Heidegger's Critique of the "subject-Object-Relationship"

Heidegger says that the "'subject-Object-relationship' must be presupposed" because nothing seems more "obvious than that a 'subject' is related to an 'Object' and vice versa." He then protests, though, that despite the fact that the presupposition of this relationship is "unimpeachable in its facticity, this makes it indeed a baleful one," if the reasons why it is necessary and if its "ontological meaning" are ignored. (86) One of the major problems with the subject-Object distinction is that Dasein is not primordially a "subject" in the traditional sense of the word (although it can be taken as such under certain circumstances) and that the entities which it encounters in its dealings with the world, which primordially take the form of concernful dealings, are not primordially "Objects" in the traditional sense of the word. Both "subject" and "Object" are traditionally seen as "substances," which are present-at-hand entities, and neither Dasein nor the entities it encounters in its concernful dealings are fundamentally present-at-hand.

A second major problem with the traditional subject-Object distinction is the manner in which it understands the nature of the world and Dasein's relationship to it. This traditional method of viewing the world and Dasein's relationship to it are also exemplified for Heidegger by Descartes, and this is another reason that Heidegger takes Descartes as the example of the ontological tradition. Heidegger explains, "in Descartes we find the most extreme tendency toward such an ontology of the world" -- that is, an ontology which "[Interprets] the Being of the 'world' as res extensa." (95) Heidegger has pointed out that Dasein's Being has Being-in-the-World as a fundamental characteristic, and says that the ontological tradition has interpreted this structure purely in terms of a "phenomenon of knowing the world." This, in turn, is seen as a problem merely in terms of a "subject-Object" relationship. (86-7)

Heidegger points out the inadequacy of this view explicitly: "Subject and Object do not coincide with Dasein and the world," he says. (87) The fact that Dasein is not primordially a "subject" in the traditional sense of the word already problematizes the possibility of seeing this relationship of "knowing the world" in terms of a subject-Object relationship. An additional problem is that the world is not primordially an "Object" in the traditional sense, either.

The easiest and most obvious way to explain why the world is not a Cartesian "object" is to point out that, for Heidegger, it is not an entity at all, but rather a set of relationships. "The world" is most specifically defined by Heidegger as "that in terms of which the ready-to-hand is ready-to-hand." (114) "The ready-to-hand," as equipment, is ready-to-hand in terms of a referential totality, a set of structures by which the equipment gets its meaning from other pieces of equipment. (97) "The world," then, is not only that which is discovered by Dasein through its use of equipment, but also that which allows the equipment used by Dasein to have meaning as equipment. It is apparent, then, that this is not an entity which can be seen as the sum of other present-at-hand entities which merely sit in a mathematical space, and for this reason cannot be an "Object."

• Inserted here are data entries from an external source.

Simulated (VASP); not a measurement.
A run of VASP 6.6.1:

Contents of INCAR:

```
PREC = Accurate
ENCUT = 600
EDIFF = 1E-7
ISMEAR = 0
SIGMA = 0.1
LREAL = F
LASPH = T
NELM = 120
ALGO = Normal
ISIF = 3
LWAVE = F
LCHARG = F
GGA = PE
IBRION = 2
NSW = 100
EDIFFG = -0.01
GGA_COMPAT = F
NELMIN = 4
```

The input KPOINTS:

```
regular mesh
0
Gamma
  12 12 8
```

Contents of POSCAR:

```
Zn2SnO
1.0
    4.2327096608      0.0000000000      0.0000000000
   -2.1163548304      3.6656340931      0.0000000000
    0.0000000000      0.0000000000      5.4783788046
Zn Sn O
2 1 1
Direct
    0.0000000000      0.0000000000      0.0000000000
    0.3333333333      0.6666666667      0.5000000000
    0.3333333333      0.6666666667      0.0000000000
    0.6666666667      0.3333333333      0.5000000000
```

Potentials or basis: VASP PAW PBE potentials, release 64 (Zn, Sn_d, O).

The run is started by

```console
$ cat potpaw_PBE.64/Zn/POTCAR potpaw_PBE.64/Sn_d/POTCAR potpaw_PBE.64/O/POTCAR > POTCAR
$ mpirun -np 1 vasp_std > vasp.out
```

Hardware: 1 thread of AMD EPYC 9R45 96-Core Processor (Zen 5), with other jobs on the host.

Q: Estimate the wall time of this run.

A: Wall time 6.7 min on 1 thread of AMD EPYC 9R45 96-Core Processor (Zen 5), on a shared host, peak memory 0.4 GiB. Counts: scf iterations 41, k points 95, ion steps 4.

At a deeper level than this merely tautological one, however, is the fact that the Cartesian subject-Object distinction presupposes that "subject" and "Object" are isolated entities, in the sense that the subject is a mind that "knows" a world whose nature is fundamentally different from the knowing mind. This is not the case for Heidegger: Dasein is not merely a thinking thing and its mode of discovering the world is not primarily one of intellectual knowledge. Equally important is the fact that the world which the entity discovers is not one whose nature is fundamentally different from that of Dasein.

That Dasein is not merely, or even primarily, a thinking thing has already been demonstrated: Dasein's primordial way of relating to the world is not through thinking, but through the use of equipment. It is through the use of ready-to-hand equipment that Dasein accomplishes work; it is our "concernful absorption" in a work-world that allows us to discover a world at all. (101) This world, as a referential totality, is borne within the work itself. (99) That the world so discovered by Dasein is not fundamentally separated from Dasein is apparent from the nature of "the world," which Heidegger spells out explicitly by explaining, "'world' is not a way of characterizing entities which Dasein essentially is not; it is rather a characteristic of Dasein itself." (64) Rather than being a mere empty, three-dimensional space in which a "subjects" can discover the nature of an "Object" called "the World" and whose nature is fundamentally distinct from that of the "subject," Heidegger's conception of "world" becomes the explicit link (the referential totality) between Dasein (which the Cartesian tradition understands as a present-at-hand "subject") and the ready-to-hand entities encountered by Dasein in its concernful dealings (which traditionally are seen as present-at-hand "Objects").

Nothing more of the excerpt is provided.